European Goldfields - Update for November: For 9 of the last 10 months (down about 29%) due to a longer than anticipated permit review process in which Greece decided whether or not to grant approval for the Olympias and Skouries gold-copper porphyry projects in northeastern Greece (permit initially applied for in 2006) (even after decided the stock continued to fall slightly, down 13% in the 3 months leading to mid November). Skouries alone has the potential to produce at a rate of 350,000 ounces of gold equivalent (about half of that coming from silver). Since the permits were granted, the company hasn't even made up the 9% stock decline experienced over the two months leading up to the decision (July 12, 2011). Base metals like copper continue their lacklustre showing ($4 August 22, 2011 compared to $4.45 on July 29th) making the copper assets less attractive.
The two new permits take away a lot of the risk that scared investors away from the company. Including projects in Turkey and Romania, European Goldfields appears to be well on its way to becoming Europe's largest gold producer by 2013-2014 (over 400,000 ounces of pure gold/yr doesn't include silver and copper). Construction of the mines also won't be a problem with Greece's largest construction company, Ellaktor as its largest shareholder (19.36%). More reason to optimistic about the company outlook: takeovers! Eldorado Gold and Centerra Gold both operate projects in some of the same areas and would probably overpay in a takeover. Also, European Goldfields is considering a move to the main London Stock Exchange index moving up from junior AIM.Also of note, first production at Olympias will be in 2012, in the second quarter of 2011 gross profit increased five fold (up to $2.8M) lowering net income losses to $15.2M which is great considering cash flow currently only comes from a small mine in Stratoni. In Greece, Piavitsa is another possible project location.
Harmony Gold - Has suffered greatly over the last few months due to high costs, earnings disappointments, shaft closures, in litigation with former employees blaming it for their health problems. However, the company remains one of the world's largest gold producers and a major player in Africa. With spot gold closing in on $1900/oz (26.2% increase between June 30 and August 22, 2011) earnings shouldn't continue to be a problem for Harmony. The price won't fix the company's fundamental problems and the risk will still be there but a gold price nearing $2000 will mask many of them. In 2010 Harmony produced 1.566 million ounces of gold equivalent, that's more than Yamana and Eldorado combined though the market value of Harmony is only about half of either of them. Harmony's market valuation is about 2.5X European Goldfields but the size of its reserves is almost 5X greater.

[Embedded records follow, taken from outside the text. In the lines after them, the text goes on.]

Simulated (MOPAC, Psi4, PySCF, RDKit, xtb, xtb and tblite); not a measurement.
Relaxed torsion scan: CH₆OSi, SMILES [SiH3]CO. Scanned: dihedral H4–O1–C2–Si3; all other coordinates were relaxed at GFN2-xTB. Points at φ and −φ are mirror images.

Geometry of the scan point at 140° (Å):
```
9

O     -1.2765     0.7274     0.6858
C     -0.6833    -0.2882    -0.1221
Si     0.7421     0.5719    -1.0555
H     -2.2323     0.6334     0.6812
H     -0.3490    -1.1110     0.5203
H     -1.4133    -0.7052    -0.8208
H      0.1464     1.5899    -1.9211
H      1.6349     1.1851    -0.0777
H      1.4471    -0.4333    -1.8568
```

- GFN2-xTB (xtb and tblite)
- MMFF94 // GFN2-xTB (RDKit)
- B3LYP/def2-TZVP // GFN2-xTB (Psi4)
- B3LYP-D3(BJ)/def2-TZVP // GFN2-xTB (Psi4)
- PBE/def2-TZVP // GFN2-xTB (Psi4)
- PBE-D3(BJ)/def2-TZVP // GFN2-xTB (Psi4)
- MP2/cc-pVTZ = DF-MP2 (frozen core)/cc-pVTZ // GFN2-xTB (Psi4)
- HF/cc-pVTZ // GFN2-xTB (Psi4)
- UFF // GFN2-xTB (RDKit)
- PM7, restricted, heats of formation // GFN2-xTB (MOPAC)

Hecla Mining Company - The gold to silver ratio remains high (about 43 compared to 35 on May 3, 2011 (Silver 44, Gold 1540)) but is starting to come down; August 19-22 gold was up about 5.5% but silver was up more than 9%). Hecla Mining, like many other silver miners, has suffered from volatile prices since silver recorded a high of about $49/oz on April 29, 2011 however with gold about 20% higher than it was at that time and silver 10% lower, silver should eventually break through into the $50 level again. Hecla Mining has high growth potential relative to other silver miners because its fall over the last couple months has been more pronounced (as of Monday morning Aug 22; -33% last 6 months, -11.6% last 3 months, -13% last month compared to Coeur d'Alene (-6.7%, +.24%, -8% respectively), Silver Standard Resources (-3%, -9%, -12.6% respectively) and especially when compared to First Majestic Silver which is up 49% in the last six months (during that period First Majestic released reports confirming growth in production and earnings in 2010 and 2011 (71.8% rise in silver production in 2010 with cash costs among the lowest industry-wide (near $7/oz) compared to $12/oz for Pan American Silver (largest pure-play silver producer). Hecla also has low net cash costs realized (-$1/oz in 2010).